Sep 26 2024: The U.S. dollar edged slightly lower on Thursday, consolidating after a sharp rebound the previous day, as traders await more speeches from key Federal Reserve policymakers.
As of 04:40 ET (08:40 GMT), the Dollar Index, which measures the greenback against six other major currencies, dipped 0.1% to 100.565, following a nearly 0.6% jump on Wednesday, marking its biggest one-day rise since June 7.
Dollar Eyes Fed Officials’ Commentary
After a strong overnight rebound, the dollar stabilized on Thursday as traders reassessed how aggressive future U.S. rate cuts might be, following the Federal Reserve’s earlier 50 basis-point reduction in its rate-cutting cycle.
Several Fed officials are scheduled to speak later on Thursday, and traders will be watching closely for further insights, as messages following the Fed’s last meeting have been somewhat mixed.

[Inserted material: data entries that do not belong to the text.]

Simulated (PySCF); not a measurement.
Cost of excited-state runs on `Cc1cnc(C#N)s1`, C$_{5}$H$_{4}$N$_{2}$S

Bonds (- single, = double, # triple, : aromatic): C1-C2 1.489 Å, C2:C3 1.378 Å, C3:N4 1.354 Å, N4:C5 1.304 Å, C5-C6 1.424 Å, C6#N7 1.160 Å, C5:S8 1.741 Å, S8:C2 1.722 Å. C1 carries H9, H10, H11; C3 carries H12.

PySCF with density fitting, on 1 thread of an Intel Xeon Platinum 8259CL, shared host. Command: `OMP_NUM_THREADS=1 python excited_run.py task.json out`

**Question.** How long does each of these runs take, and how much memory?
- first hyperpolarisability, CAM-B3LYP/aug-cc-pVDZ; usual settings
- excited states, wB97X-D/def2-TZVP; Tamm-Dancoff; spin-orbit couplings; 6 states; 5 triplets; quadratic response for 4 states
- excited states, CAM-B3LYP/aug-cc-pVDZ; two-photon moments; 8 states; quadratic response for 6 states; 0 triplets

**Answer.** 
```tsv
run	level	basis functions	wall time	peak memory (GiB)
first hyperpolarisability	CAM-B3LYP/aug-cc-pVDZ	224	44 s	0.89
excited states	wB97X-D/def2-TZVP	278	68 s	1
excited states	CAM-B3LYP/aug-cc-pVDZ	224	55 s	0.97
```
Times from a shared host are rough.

Fed Governor Adriana Kugler expressed strong support for the recent 50 basis-point rate cut, while Governor Michelle Bowman warned against aggressive cuts, and Atlanta Fed President Raphael Bostic suggested there was no rush to lower rates rapidly.
“There is a long list of Fed speakers today, including Chair Powell’s pre-recorded remarks, and additional comments from Collins, Bowman, Williams, Barr, Cook, and Kashkari. These could provide more clarity on each member’s views,” analysts at ING noted.
Additionally, key U.S. economic data such as second-quarter GDP, weekly jobless claims, and August’s durable goods orders are due for release.
Euro Holds Steady
In Europe, EUR/USD traded slightly higher at 1.1132 after pulling back from a 1.1214 peak, its highest level since July of last year. With a quiet eurozone data calendar, the euro remains elevated.
“We could see more range-bound swings between 1.110 and 1.120 unless U.S. data offers a clearer direction. The current 2-year EURswap rate gap remains tighter at -95bp, which still favors the euro,” ING analysts commented.
Pound and Swiss Franc Movement
GBP/USD edged 0.1% higher to 1.3342 after touching 1.3430 on Wednesday, its highest since February 2022.
USD/CHF fell 0.2% to 0.8488 after the Swiss National Bank (SNB) cut its benchmark interest rate by 25 basis points. While the move was largely expected, some analysts had anticipated a bigger cut as inflation in Switzerland stood at 1.1%, the lowest rate among G10 economies.
Yuan Supported by Chinese Stimulus
USD/CNY dropped 0.2% to 7.0187, approaching its lowest level since May 2023 after China unveiled a series of major stimulus measures aimed at boosting economic growth.
USD/JPY rose 0.1% to 144.87, moving further from its 2024 lows ahead of Japan’s LDP elections, which could impact the Bank of Japan’s monetary policy outlook. Analysts expect a leadership change could delay the central bank’s plans to raise interest rates in the near future.